Desperate construction companies are poaching workers off each other at a destabilising rate.
Photo: Cultura Creative
Omicron is making labour shortages worse, with many projects already fiercely competing for staff.
Major Auckland firm D&H Steel Construction – which has 100 workers at home out of its 150-strong workshop – blames the government for overcooking the market with too many projects.
It had 20 riggers, welders and crane drivers poached in the last eight months.
“We are being attacked on all sides,” said managing director Wayne Carson.
In central Auckland, the $4.4 billion City Rail Link (CRL) is struggling to keep workers vital for building stations.
“The biggest one for us is steel fixers,” said CRL chief executive Dr Sean Sweeney.
Photo: Supplied
Fixers typically work on a daily or hourly rate, tying steel rebar together, ahead of pouring concrete.
“I turned up one day in January to a worksite and there was no work happening because the whole steel fixing crew had been poached to another company overnight,” Sweeney said.
Wellington steel fixer ‘Bornch’ Davies said he had to raise wages but still couldn’t find workers – and the three migrant Filipino workers he employed had been poached.
“An extra dollar down the road and they were just gone. That was a shame ‘cos I looked after them,” said Davies.
The Construction Sector Accord told RNZ it was talking to Ministers about freeing up entry for critical migrant workers such as steel fixers, though there had been no decision yet.
From Monday, the salary threshold for the “Other Critical Worker” border exception will be lowered to 1.5 times the median wage, and there’ll be no need to prove the skills aren’t readily available here. But that doesn’t help fixers, who on $25-45 an hour, might not meet the threshold.
The fixers are at the sharpest of the many pinch points in a building sector under seige from Omicron.
Waka Kotahi said there had been “significant increases” in labour lost from its road projects across the country in the past week.
Photo: Google Maps
D&H Steel Construction’s major loss of staff early on to Omicron, was “just killing us”, Carson said.
“Production is hugely compromised.”
City Rail Link had one site with half of workers gone, though overall its loss is 450 out of 2000 workers.
Luckily it’s not tunnelling just now; but nearby Watercare is, and has had to halt its boring machine, contributing to an “inevitable” delay in completing the project, until 2026, it said.
At CRL, Sweeney said Omicron would cause as yet uncalculated but “absolutely material” delays.

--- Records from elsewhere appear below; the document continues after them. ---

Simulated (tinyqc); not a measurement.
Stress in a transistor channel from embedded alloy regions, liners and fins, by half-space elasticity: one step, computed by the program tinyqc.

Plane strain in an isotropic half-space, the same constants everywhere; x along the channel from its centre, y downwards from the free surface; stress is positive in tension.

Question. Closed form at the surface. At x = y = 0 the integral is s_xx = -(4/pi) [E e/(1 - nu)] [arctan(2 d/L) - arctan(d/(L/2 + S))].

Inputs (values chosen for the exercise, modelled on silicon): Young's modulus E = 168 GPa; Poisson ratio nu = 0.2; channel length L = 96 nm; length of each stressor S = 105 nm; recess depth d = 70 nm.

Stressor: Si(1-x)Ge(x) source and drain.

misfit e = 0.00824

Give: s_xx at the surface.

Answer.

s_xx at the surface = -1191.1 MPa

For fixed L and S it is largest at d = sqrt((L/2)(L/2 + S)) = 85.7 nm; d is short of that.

However, he expected Omicron to peak and pass quickly – in perhaps a month. Resequencing work during Delta last year produced an “amazing”result of losing just six days once the 11 weeks of unworkable Level 4 was factored in, he said.
Yet Omicron was now exacerbating a problem likely to have longer legs – worker poaching.
“The biggest culprits are actually the quasi-government-funded public infrastructure works like CRL,” Wayne Carson said.
“They are high profile, and definitely paying above the market to simply try to secure the limited resources available in the market.”
An extra $4-$6 an hour was being offered; matching that was a counterweight to having a forward-order book that had never looked better.
“We can’t bring resources in from offshore, Government has… really overcooked it in our opinion, which has created a perfect storm of massive demand,” Carson said.
“All that might be achieved at the end is a short term unsustainable increase in labour rates and a hell of a lot more spending offshore to try to resource projects.”
Photo: STUFF/ Ryan Anderson
Sean Sweeney said poaching had been an acute problem for the last six months. However, relief was in sight.
“The bigger issue for us is steel fixers tended to come from… the Philippines, and on short-term visas, and that all stopped,” he said.
“Now, that’s all going to free up again with the changing of the borders. So even the current problem… it’s going to go away in the next three to six months.”
The Omicron squeeze is not landing evenly, with designers and engineers less hard hit as they can work remotely more.
“We’re not seeing major impacts in terms of projects yet,” said head of the Association of Consulting and Engineering Helen Davidson.
“Businesses are managing it well, they have the right procedures in place.”
However, Construction Sector Accord transformation director Dean Kimpton, said of the labour pressures, “I think it’s a foretaste of what will come”.
The forecasts were for a shortfall of 120,000 construction workers by 2025, and the only way through was to build confidence that projects would happen, so companies would invest in people and technology, Kimptons said.
“The sector is a confidence sector.”
He is in monthly forums with Government and scores of industry leaders, with the last two focused on Omicron.
They had raised the problem epitomised by steel fixers – of the immigration bar confronting badly needed workers, who might nevertheless not meet the threshold of earning 1.5 times the median wage.
“That’s an area where the accord is engaging with Ministers.
“There’s been no decision yet, to be fair, but the Ministers are well aware of our concerns,” Kimpton said.
‘Bornch’ Davies would hope so.
He has had to patch up his 10-man steel fixing crew hit in Wellington, by using five from a crew his brother has.
“Since they shut the borders, you know, you can’t get any migrant workers. I’ve been trying to get steel fixers for the last three years… you just can’t get them. It’s nationwide.”